Utility knife? Nope. When I use that weapon, I am immediately seized by haunting images of the damn thing slipping and cutting open my hand or leg or arm or stomach. This isn't as unlikely as you might think, given my track record.
So, lacking knowledge and imagination (or perhaps having too much of the latter), I used a hammer and a pry bar to chisel horizontally across the peg board and dry wall. With the peg board, it was a bit like a connect the dots kind of game, with the holes keeping my cutting line straight. It worked. But it took a long time. And my hands still ache from the process.
Since then, I've become a little obsessed with finding the right tool for the job. Unfortunately, we are the proud owners of two sets of monthly tuition payments. So my obsession exists mostly online and in my head. But I did have a chance to peruse a variety of tools at Bed, Bath and Beyond today. And I learned something new about tools: they can be evil.
Let us take, for example, the magnifying mirror. On the surface (pun intended) it seems a perfectly suited tool for its task: allowing middle-aged women to see their faces clearly when they can no longer depend on their eyes to do so. Being a middle-aged woman (assuming I live to 97), it seemed time for me to bring such an item home.
I thought, perhaps, that the general public might appreciate it if I could actually see what they see, should they ever actually look at me. Maybe that seems vain in a woman of a certain age, as we are known to be invisible. Perhaps *I* am invisible. But that chin hair is like a lighthouse beacon across the water. And so the mirror.
Oh my. I had no idea. 15 times magnification is a hideous sight. I have craters for pores. Skin that looked attractively rosy is revealed as W.C. Fields' nose surface. The circles under my eyes are vast puffy brown/blue pillows, practically obscuring my vision. Tiny fine lines become mile-long cracks in the surface of a dry planet Mars. And the hair. Well, we just won't discuss the hair.
Clearly, there is an evolutionary reason that we lose our close vision as we age. And clearly it is evil to try to counteract that by purchasing tools to bypass the aging process. I have learned from the error of my ways. Feel free to tell me (privately, of course) if there is something horrible on my face. Because there is no way in hell I am ever going to look at it that closely again. :-)
Hiking is rarely a part of my life, particularly since I gave up geocaching. I've had some lovely treks in the mountains of Arizona, though, and knew a quick trip up the mountains of New Mexico would be cool.
It would clearly be a solo venture. Me, I'm as surefooted as a mountain goat, but Carl finds the rocks in our parking place a footfall challenge. Once I was here in the mountains, company or not, I knew I needed to get to know them more closely.

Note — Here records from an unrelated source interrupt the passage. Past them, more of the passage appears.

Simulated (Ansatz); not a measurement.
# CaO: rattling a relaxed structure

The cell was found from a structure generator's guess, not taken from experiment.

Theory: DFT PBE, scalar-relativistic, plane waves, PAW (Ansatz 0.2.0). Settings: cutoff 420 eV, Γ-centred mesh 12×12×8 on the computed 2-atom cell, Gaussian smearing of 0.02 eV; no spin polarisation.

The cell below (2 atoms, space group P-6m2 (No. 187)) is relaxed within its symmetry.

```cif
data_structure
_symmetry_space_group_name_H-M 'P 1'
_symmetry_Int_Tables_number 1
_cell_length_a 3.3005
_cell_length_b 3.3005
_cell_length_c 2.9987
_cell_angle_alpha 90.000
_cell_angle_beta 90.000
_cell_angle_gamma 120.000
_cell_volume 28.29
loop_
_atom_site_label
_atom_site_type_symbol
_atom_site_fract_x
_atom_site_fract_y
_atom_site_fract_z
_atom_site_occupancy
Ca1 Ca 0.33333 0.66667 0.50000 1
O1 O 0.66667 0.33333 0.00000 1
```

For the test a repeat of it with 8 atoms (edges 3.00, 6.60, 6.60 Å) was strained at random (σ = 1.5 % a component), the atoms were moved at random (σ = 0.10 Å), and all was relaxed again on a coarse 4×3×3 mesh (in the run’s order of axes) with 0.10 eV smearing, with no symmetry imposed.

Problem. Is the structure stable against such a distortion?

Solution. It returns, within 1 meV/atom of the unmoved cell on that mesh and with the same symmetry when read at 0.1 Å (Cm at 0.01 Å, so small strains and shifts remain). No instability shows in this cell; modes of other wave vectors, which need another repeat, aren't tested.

Oh, barf. That sounds so "I am one with nature" of me. Not that there's anything wrong with that. I have a friend who loudly proclaims she's no nature lover. She is mistaken, I suspect. She has a keen eye for beauty in any form. And what is a lover of nature if not one possessed of that sensibility?
So, whether I'm a nature lover, beauty appreciator, or simply compelled to do something, Tuesday was my hiking (not dancing) day. Perfect weather. The climate in Santa Fe is really nigh unto perfect. 50 and 60s in the am and the pm. Midday, the high is in the low 80s. It was warm, climbing. Bu the steady breeze was lovely.
I took a cab out to the Randall Davey Audubon Center. Figured I like birds, and the paths were described as "easy." Easy at 7500 feet in the Sangre de Cristo Mountains? Perhaps I took that a bit too literally, as a flat lander who sometimes finds the air heady west of Ridgeland.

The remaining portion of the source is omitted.